Home Invasions Are Not Fun

I am completely prepared in the event of a home invasion. I’m also completely prepared for a Russian invasion, thanks to a propaganda video we all had to watch in fifth grade. But for the home invasion, I have Klingon-like weapons strategically placed all around my house, like Jodie Foster did in Safe Room. The bad guy will just think he’s tiptoeing silently into my kitchen when all of a sudden…whoosh…a knife flies through the air in stealth-mode and goes right through his ear into his skull. At least that’s how it happens when I think about it a lot.

With a shirt that sexy, who would ever think you've got a knife back there?

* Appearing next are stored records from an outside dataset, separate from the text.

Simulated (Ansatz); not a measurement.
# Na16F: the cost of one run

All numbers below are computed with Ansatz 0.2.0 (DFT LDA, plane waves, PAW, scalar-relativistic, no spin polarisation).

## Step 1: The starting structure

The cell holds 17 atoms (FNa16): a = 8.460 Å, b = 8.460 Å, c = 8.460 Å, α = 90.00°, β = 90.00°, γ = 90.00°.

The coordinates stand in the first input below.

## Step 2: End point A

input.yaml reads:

But I didn’t get to ear-stab anyone today because all of the people in my house were sort of invited. I didn’t invite them, but I invited the person who brought them. I think I actually said something like, “You should all come to my house for this presentation and I’ll make some snacks, too.” Go figure, they took that as an invitation.

It’s like Reverse-King-of-the-Vampires…instead of rendering my safeguards useless because I invited him in, I lost the right to show my stabby love when I told them they could come over. It’s a good thing that they’re really nice and well-mannered and don’t care that I’m writing this about them. I didn’t even have to tell anyone to use a coaster.

Having that many people over at one time (I think there were about 93 people there, but I could be exaggerating just because I was having trouble breathing) was a little unsettling because I’m out of practice on having guests over. I started counting feet at one point, and once it passed twenty I didn’t know what else to do but get out some more chairs and stand back in case one of the feet stepped on me.

All in all, once I got over the feeling that someone was going to punch me in the throat or accidentally spill a Coke on the carpet or something, it was a good experience. Two of my four family members hid in other parts of the house the entire time, and the remaining person just peeked down the stair case from time to time. I could be wrong, but I think I saw the glint of steel in her other hand once in a while. I love my family.

4 thoughts on “Home Invasions Are Not Fun

  1. Personally I am a “people person” and love entertaining. DH is a recluse who voluntarily spent 5 actual years in a Franciscan monastery. You can see the potential for conflict. I carefully get his agreement for every social event. It isn’t MY fault if he won’t look up from the computer long enough to actually figure out what I am saying rather than taking the coward’s way out and just agreeing with me! So the day of every event I spend part of it vehemently reminding him that I DID tell him about it and the rest explaining why Southerners would not have a clue on how to un-invite people to their houses. We just wouldn’t know how! I sympathize.

  2. I swear it’s not that I’m antisocial, I’m just anti-people-using-up-all-the-oxygen-in-the-room. You know those signs that list the official capacity of a large gymnasium? Someone bothered to do the math then hang that sign there for a reason.

  3. I know that feeling. Even one visitor throws me into mental meltdown. I forget to offer them things, like a drink or a chair, and somehow lose the powers of speech and thought. Luckily, I don’t get a lot of visitors, and those few stubborn repeat offenders (cousins, for the most part) have learnt that they have to fend for themselves in my house.


  4. Lorca, I think we were separated at birth. That many people in my house at one time would make me break out in hives, hyperventilate and maybe even go postal. You handled things well. Whew!!! Congratulations!!!